Process Mining in Insurance: How to accelerate automation with process intelligence
Table of Contents

Process Mining in Insurance: Current challenges

Insurance companies across the globe face similar challenges — from the impacts of fraud to the acceleration of climate change and from staff shortages to the inflexibility of core IT systems.

The digitization of processes within insurance has long been seen as a solution to addressing the inefficiencies within this highly interconnected industry. The pressure has increased with the introduction of new digital-first insurers, which can generally offer a higher quality customer experience more akin to an online retailer or bank.

It means insurance companies need to find a way to deliver superior customer experiences, but this involves fixing process performance across their back-, middle- and front-offices, as well as providing consistent services across multiple channels including mobile, online and phone.

However, the insurance industry faces several challenges when it comes to digital transformation and the adoption of intelligent automation (IA), from legacy systems and cost pressures to complex operating structures and siloed functions. 

What Is Process Mining in Insurance?

Many insurers are still at the beginning of their automation journey, and the concept of widescale, cross-sector digital transformation can be daunting. One place that insurers choose to begin is process mining.

Process mining in insurance defined

Process mining is a solution that enables insurance companies to discover and extract data from their systems to help them understand, monitor and improve real insurance processes. Process mining is part of a larger process intelligence strategy. Process intelligence uses data-driven insights from process mining and other analytics to optimize, continuously improve and manage insurance processes.

Essentially, instead of trying to stay on top of how well business processes, such as the underwriting process, are running by using reports and dashboards, insurers can use process mining to look inside how their people and systems are managing particular systems of work in real time — and understand exactly which processes to improve with automation.

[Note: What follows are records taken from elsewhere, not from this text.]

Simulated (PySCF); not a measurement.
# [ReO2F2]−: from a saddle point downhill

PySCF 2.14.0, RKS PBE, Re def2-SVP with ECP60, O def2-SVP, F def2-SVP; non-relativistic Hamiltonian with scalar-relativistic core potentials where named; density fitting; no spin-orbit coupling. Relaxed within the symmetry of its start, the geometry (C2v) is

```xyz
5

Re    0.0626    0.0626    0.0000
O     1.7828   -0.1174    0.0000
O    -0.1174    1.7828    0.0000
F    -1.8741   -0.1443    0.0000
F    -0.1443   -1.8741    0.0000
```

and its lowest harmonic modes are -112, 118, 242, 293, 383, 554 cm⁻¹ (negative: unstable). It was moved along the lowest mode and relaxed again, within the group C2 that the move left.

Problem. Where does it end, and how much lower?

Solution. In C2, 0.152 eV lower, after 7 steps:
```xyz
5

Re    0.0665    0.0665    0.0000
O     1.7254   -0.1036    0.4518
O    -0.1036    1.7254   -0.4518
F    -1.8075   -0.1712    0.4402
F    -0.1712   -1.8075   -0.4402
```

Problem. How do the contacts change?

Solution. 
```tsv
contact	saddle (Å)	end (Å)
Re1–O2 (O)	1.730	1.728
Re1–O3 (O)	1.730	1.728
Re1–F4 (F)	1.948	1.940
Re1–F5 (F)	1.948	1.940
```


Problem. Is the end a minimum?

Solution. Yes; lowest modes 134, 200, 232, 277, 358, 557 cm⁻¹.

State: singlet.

Examples of process mining in insurance

Here’s a list of how process mining can help in insurance:

  • Understand the claims management process: Analyze the entire journey from the moment a customer contacts their insurer to the final payout, identifying all steps and variations.
  • Identify manual vs. automated processes: Determine which sub-processes in claims management are still handled manually and assess opportunities for automation.
  • Optimize process execution: Explore possibilities for running sub-processes simultaneously to reduce delays and improve efficiency.
  • Regulatory compliance: Ensure that processes adhere to industry regulations by providing transparent process documentation and alerts for non-compliant activities.
  • Resource allocation: Optimizes the allocation of resources by analyzing workload distribution across different teams and processes.
  • Fraud detection: Analyze patterns in claims data to detect potentially fraudulent activities.
  • Improve customer experience: Helps identify pain points in the claims process that cause delays that affect a smooth customer experience.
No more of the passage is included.